From 5f92fbddf2a76cfd2f7ce63b2716a837f21d3dc5 Mon Sep 17 00:00:00 2001
From: Ian Barwick <ian@2ndquadrant.com>
Date: Wed, 13 Mar 2019 16:55:32 +0900
Subject: [PATCH] doc: various updates

---
 doc/configuring-witness-server.sgml |  8 +--
 doc/repmgrd-automatic-failover.sgml | 20 +++---
 doc/repmgrd-demonstration.sgml      | 96 -----------------------------
 doc/repmgrd-overview.sgml           |  7 +++
 4 files changed, 24 insertions(+), 107 deletions(-)

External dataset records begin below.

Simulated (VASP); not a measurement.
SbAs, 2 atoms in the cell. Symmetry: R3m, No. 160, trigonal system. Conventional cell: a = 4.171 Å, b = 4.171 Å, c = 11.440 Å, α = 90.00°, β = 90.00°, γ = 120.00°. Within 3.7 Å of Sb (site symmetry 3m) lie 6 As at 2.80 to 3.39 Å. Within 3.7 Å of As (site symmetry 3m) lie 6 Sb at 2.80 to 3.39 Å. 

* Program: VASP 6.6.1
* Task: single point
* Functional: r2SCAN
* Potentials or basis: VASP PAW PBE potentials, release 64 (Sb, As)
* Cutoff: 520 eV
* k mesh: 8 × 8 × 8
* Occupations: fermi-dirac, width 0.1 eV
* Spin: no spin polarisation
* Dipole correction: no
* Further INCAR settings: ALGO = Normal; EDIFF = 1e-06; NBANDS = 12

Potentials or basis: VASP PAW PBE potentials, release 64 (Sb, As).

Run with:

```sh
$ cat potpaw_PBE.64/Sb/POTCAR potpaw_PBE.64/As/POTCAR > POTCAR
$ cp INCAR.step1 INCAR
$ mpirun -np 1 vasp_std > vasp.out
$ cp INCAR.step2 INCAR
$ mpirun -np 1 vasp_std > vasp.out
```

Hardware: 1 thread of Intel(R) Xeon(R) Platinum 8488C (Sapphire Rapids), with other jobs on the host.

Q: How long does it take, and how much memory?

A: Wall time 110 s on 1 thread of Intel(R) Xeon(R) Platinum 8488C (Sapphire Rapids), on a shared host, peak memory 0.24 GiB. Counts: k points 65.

 delete mode 100644 doc/repmgrd-demonstration.sgml
diff --git a/doc/configuring-witness-server.sgml b/doc/configuring-witness-server.sgml
index 6f798acf..54b0aee9 100644
--- a/doc/configuring-witness-server.sgml
+++ b/doc/configuring-witness-server.sgml
@@ -1,7 +1,6 @@
 <chapter id="using-witness-server">
  <indexterm>
   <primary>witness server</primary>
-  <seealso>Using a witness server with repmgrd</seealso>
  </indexterm>
 
 
@@ -9,8 +8,9 @@
  <para>
    A <xref linkend="witness-server"> is a normal PostgreSQL instance which
    is not part of the streaming replication cluster; its purpose is, if a
-   failover situation occurs, to provide proof that the primary server
-   itself is unavailable.
+   failover situation occurs, to provide proof that it is the primary server
+   itself which is unavailable, rather than e.g. a network split between
+   different physical locations.
  </para>
 
  <para>
@@ -53,7 +53,7 @@
    in the same physical location as the cluster's primary server.
  </para>
  <para>
-   This instance should *not* be on the same physical host as the primary server,
+   This instance should <emphasis>not</emphasis> be on the same physical host as the primary server,
    as otherwise if the primary server fails due to hardware issues, the witness
    server will be lost too.
  </para>
diff --git a/doc/repmgrd-automatic-failover.sgml b/doc/repmgrd-automatic-failover.sgml
index d89b6de5..8d893b06 100644
--- a/doc/repmgrd-automatic-failover.sgml
+++ b/doc/repmgrd-automatic-failover.sgml
@@ -27,13 +27,13 @@
  <title>Using a witness server with repmgrd</title>
  <para>
    In a situation caused e.g. by a network interruption between two
-   data centres, it's important to avoid a "split-brain" situation where
+   data centres, it's important to avoid a &quot;split-brain&quot; situation where
    both sides of the network assume they are the active segment and the
    side without an active primary unilaterally promotes one of its standbys.
  </para>
  <para>
    To prevent this situation happening, it's essential to ensure that one
-   network segment has a "voting majority", so other segments will know
+   network segment has a &quot;voting majority&quot;, so other segments will know
    they're in the minority and not attempt to promote a new primary. Where
    an odd number of servers exists, this is not an issue. However, if each
    network has an even number of nodes, it's necessary to provide some way
@@ -41,13 +41,19 @@
  </para>
  <para>
    This is not a fully-fledged standby node and is not integrated into
-   replication, but it effectively represents the "casting vote" when
+   replication, but it effectively represents the &quot;casting vote&quot; when
    deciding which network segment has a majority. A witness server can
-   be set up using <xref linkend="repmgr-witness-register">. Note that it only
-   makes sense to create a witness server in conjunction with running
-   <application>repmgrd</application>; the witness server will require its own
-   <application>repmgrd</application> instance.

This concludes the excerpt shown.